Growing old is a good thing. It is like cold steel turning malleable, it is like harsh jagged edges of rocks getting rounded by the consistent onslaught of the seas and the winds. Growing older is about replacing my original beliefs about changing the world with uncomfortable thoughts about my own immortality, my own super stardom. Maybe I am not the only superman walking the earth! Maybe I don't have the kind of time I initially thought I had. Maybe I don't have the credits and bonus points in my kitty to go on fighting monsters and hidden enemies of the world forever.
The years as they pass by lend relevance to what the masters have said before... Maybe some bit of what happens in my life is also because of me. Maybe those who have run away have run away because I am the kind of person who makes them kind of people run away. Maybe those who tag along tag along because there is something in me that glues them to me. I am good for some not good for some.
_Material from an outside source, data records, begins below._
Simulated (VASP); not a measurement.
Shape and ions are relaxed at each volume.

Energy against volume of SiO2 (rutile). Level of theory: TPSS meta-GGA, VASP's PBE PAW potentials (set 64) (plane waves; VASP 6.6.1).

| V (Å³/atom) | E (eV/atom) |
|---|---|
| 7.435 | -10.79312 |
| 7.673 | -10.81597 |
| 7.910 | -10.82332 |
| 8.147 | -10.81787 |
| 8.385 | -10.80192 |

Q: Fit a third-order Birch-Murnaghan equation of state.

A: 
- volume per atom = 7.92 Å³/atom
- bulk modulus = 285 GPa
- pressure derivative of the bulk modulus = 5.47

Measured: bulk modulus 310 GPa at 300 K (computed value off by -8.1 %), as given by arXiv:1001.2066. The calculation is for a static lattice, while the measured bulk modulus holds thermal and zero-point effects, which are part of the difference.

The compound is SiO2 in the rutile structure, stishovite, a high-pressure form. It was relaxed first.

The rage of youth and the extreme urge to bracket others into good and bad, right and wrong, dumb or bright, poor our rich, educated or illiterate, like me and hence good, unlike me and hence bad etc. is giving way to silent consistent probing about myself.
The years ahead will see me taking on the demons in me more often. I realize that when I hate less...I find that there is more space to love. Love is something that helps make life happier, hatred is like a handheld 3g device, it generates to much heat and drains the batteries lot faster. Love is slower, helps you live longer.